Two to tango: Why Iran turns dance partners into enemies
Christian Science Monitor
19-Mar-2010

Since the 1979 Islamic revolution, Iran has rebuffed a string of potential allies from Canada to Britain and now Russia. Why? An outside enemy helps revolutionary regimes consolidate power.

On the diplomatic balance sheet, Iran and Russia should be best friends.

Russia is building Iran's first nuclear power reactor – a $1 billion project. It signed a contract to provide S-300 air defense missiles to Tehran. And as Iran's diplomatic isolation enters its fourth decade, Moscow stands out as a past defender of the Islamic Republic that can veto sanctions.

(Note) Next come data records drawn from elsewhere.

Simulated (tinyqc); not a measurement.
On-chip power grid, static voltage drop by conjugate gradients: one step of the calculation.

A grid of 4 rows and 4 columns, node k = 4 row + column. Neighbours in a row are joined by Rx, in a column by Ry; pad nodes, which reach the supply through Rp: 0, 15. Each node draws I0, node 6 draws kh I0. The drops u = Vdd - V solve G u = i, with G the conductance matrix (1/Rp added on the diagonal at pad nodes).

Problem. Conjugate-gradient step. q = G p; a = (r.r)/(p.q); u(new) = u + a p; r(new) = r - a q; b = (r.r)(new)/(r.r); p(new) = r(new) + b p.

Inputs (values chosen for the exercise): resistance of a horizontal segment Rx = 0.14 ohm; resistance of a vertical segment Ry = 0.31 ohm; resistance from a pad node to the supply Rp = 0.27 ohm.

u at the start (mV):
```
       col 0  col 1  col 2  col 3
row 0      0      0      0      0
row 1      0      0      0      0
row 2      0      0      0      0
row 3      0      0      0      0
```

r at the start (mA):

And yet, Iran-Russian relations have soured, with Russia now likely to support new United Nations sanctions against Iran – the latest in a string of examples of Tehran turning potential allies into enemies since the 1979 Islamic revolution.

IN PICTURES: Iran's Islamic Revolution

"As they say, 'It takes two to tango,' and in the case of Iran, it has shown again and again that it doesn't know how to dance," says Mehrzad Boroujerdi, an Iran specialist at Syracuse University, who sums up the past 30 years of Iranian diplomacy as "statecraft by trial and error."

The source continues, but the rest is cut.